Positive Views of Israel, Brought to You by Israelis
Cees Binkhorst
ceesbink at XS4ALL.NL
Wed Feb 17 22:51:25 CET 2010
REPLY TO: D66 at nic.surfnet.nl
Yes we are fed-up with Israel. Not the way you are viewed, but the way
you behave. The way you cheat on the Palestinians, by abusing the trust
of the Europeans in the way you export your produce.
No regards / Cees
February 18, 2010
Positive Views of Israel, Brought to You by Israelis
http://www.nytimes.com/2010/02/18/world/middleeast/18israel.html
By ETHAN BRONNER
JERUSALEM — The Israeli government, deeply worried about the country’s
declining international image, began a campaign on Wednesday to turn
every Israeli — and ultimately every Jew — into a traveling public
relations agent.
With a Web site backed by an advertising blitz, the Information and
Diaspora Affairs Ministry began issuing Hebrew pamphlets to passengers
on Israeli airlines and offering coaching courses to groups heading
abroad. The message: “Are you fed up with the way we are portrayed
around the world? You can change the picture.”

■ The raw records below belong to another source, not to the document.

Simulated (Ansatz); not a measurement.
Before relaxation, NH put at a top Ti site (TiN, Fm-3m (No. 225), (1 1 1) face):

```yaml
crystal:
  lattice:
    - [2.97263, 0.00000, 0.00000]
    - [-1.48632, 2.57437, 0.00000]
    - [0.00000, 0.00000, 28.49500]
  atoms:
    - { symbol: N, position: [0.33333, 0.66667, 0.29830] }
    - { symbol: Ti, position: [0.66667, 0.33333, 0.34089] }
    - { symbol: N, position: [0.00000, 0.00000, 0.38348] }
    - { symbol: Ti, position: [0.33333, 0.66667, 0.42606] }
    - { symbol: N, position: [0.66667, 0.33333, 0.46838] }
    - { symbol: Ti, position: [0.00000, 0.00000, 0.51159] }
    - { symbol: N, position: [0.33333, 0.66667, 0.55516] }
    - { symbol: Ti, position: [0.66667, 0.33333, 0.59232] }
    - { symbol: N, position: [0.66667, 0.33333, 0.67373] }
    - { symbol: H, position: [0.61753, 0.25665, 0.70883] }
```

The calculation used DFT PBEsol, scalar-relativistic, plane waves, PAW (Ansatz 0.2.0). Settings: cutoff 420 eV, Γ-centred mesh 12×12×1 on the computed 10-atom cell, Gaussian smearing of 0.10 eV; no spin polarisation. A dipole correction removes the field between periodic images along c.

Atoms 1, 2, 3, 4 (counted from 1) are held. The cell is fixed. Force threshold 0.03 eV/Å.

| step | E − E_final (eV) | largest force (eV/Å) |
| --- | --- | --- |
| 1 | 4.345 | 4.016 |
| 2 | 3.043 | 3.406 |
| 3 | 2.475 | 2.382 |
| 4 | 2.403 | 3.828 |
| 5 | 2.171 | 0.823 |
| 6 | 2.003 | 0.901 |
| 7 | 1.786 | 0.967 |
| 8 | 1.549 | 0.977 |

The information minister, Yuli Edelstein, said in a statement that a
poll he had commissioned found that 91 percent of Israelis believed
their country had a poor image and that the vast majority wanted to play
a role in improving it.
“To counter the big money invested by Arab states in propaganda against
Israel, we have to mobilize our human capital, meaning the residents of
Israel,” Mr. Edelstein said.
The new Web site presents a conservative interpretation of the issues
over which Israel is most often criticized abroad — its settlements in
the West Bank and treatment of Palestinians, including the war in Gaza a
year ago. But it also seeks to puncture what the ministry considers
common myths about Israel — that it is a big and primitive country, that
food consists of little more than hummus and falafel, and that Israelis
as a group do not seek peace.
On the Web site, fake news clips show a British television journalist
asserting that in Israel the camel is the main means of transportation
and a Spanish reporter claiming that Israelis grill meat outdoors
because they lack kitchens. A French news anchor is seen saying that
life here is a series of endless explosions.
The launch coincided with a growing controversy over the killing of a
Hamas official in Dubai. Many Israelis have wondered if the
assassination was the work of their Mossad spy agency, especially
because a number of the false identities used by the killers were of
Britons who had immigrated here.
One main message of the campaign is that Israel is a technically
advanced and diverse society and that its government policies are not
the source of regional conflict. It notes that a number of important
agricultural breakthroughs have occurred here, including drip irrigation
and the development of the cherry tomato.
“The campaign stems from a genuine fear that Israel is misrepresented,
sometimes in very vicious ways,” observed Shlomo Avineri, who teaches
political science at Hebrew University in Jerusalem. “On this level it
is understandable. But I think it is puerile. Some of the information is
ridiculous, and behind it I find a Bolshevik mentality — to make every
citizen an unpaid civil servant for the policy of the government. There
is never any intimation that some of our problems have to do with actual
policies.”
Mr. Avineri said this was the first time in decades Israel has had a
separate Information Ministry, and its existence, in his view, was a
sign that the government was approaching the issue without sophistication.
Eytan Gilboa, director of the Center for International Communications at
Bar-Ilan University outside Tel Aviv and a longtime advocate of improved
public diplomacy for Israel, said some of what the ministry published
was fine, but he did not believe that country’s poor image had to do
with a misperception that it is primitive.
“This country’s main challenges are the false comparison people make
with an apartheid state and the questioning of its right to exist,” Mr.
Gilboa said. “And the pamphlets don’t deal with those.”
Anat Weinstein-Berkovits, the Information Ministry’s spokeswoman, said
the material would be translated into a number of languages so that Jews
everywhere could use it in defense of Israel. In a later phase of the
program, citizens would be trained in how to speak on foreign television
and radio broadcasts about their lives and experiences.